It’s no secret that men don’t like to ask for directions, and apparently, they don’t necessarily need to.
A recent study conducted by the University of Utah suggests men are generally better with directions than women, because men evolved with better spatial skills to roam further to find mates.
The anthropology researchers tested and interviewed dozens of members of the Twe and Tjimba tribes in northwest Namibia and found that men who did better on spatial tasks had children with more women, according to the study.
“It’s the first time anybody has tried to draw a line between spatial ability, navigation, range size and reproductive success,” said postdoctoral researcher Layne Vashro.
Because the tribes have an open sexual culture, it isn’t unusual for men to mate with more than one woman, according to the study.
Mating pressure even favors navigation skills, Vashro said.
“Navigation ability facilitates traveling longer distances and exploring new environments,” Vashro said. “And the farther you travel, the more likely you are to encounter new mating opportunities.”
Vashro said men are astute in both spatial and navigation ability, most likely because they historically have more experience in traveling further distances.
The study’s senior author and anthropology professor Elizabeth Cashdan defines spatial skills as “being able to visualize spatial relationships and manipulate that image in your mind.”
One of the spatial skills used as an example in the study was to visualize fitting a bunch of things into the back of a truck then imagine rotating them to most effectively fit.
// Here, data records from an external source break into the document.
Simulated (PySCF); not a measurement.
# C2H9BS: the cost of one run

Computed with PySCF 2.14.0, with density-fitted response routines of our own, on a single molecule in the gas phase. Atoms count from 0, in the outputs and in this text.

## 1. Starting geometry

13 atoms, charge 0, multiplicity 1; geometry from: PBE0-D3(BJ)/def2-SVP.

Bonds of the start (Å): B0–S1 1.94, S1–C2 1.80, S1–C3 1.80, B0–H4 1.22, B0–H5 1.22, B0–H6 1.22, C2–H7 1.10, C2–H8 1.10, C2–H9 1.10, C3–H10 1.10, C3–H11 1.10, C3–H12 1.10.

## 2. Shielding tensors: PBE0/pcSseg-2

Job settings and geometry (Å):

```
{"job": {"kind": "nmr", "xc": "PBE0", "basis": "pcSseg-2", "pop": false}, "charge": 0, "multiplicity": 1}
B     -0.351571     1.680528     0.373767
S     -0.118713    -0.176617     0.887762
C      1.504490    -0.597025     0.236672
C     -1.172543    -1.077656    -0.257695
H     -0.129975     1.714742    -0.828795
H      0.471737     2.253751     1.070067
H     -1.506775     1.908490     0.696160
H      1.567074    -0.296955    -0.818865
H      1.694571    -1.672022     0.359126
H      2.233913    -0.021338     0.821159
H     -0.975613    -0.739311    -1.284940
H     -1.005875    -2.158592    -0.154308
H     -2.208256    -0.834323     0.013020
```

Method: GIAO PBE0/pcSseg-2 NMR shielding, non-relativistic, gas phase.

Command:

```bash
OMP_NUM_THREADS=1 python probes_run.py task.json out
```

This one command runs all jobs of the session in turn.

“The argument in the literature is that you need good spatial ability to navigate successfully, and you need to navigate effectively to travel long distances in unfamiliar environments,” Cashdan said.
The Twe and Tjimba tribes travel more than 120 miles of a natural environment on foot each year, and men travel farther and wider than women do, Vashro said in the study.
“Men reported visiting 3.4 unique locations across 30 miles per location on average in a year, while women reported visiting only two locations across 20 miles,” Vashro said.
One of the tests the researchers gave to tribe members was asking the men and women to point to locations in their region ranging from 8 to 80 miles away.
After testing their accuracy with a GPS, Vashro found men were significantly more accurate.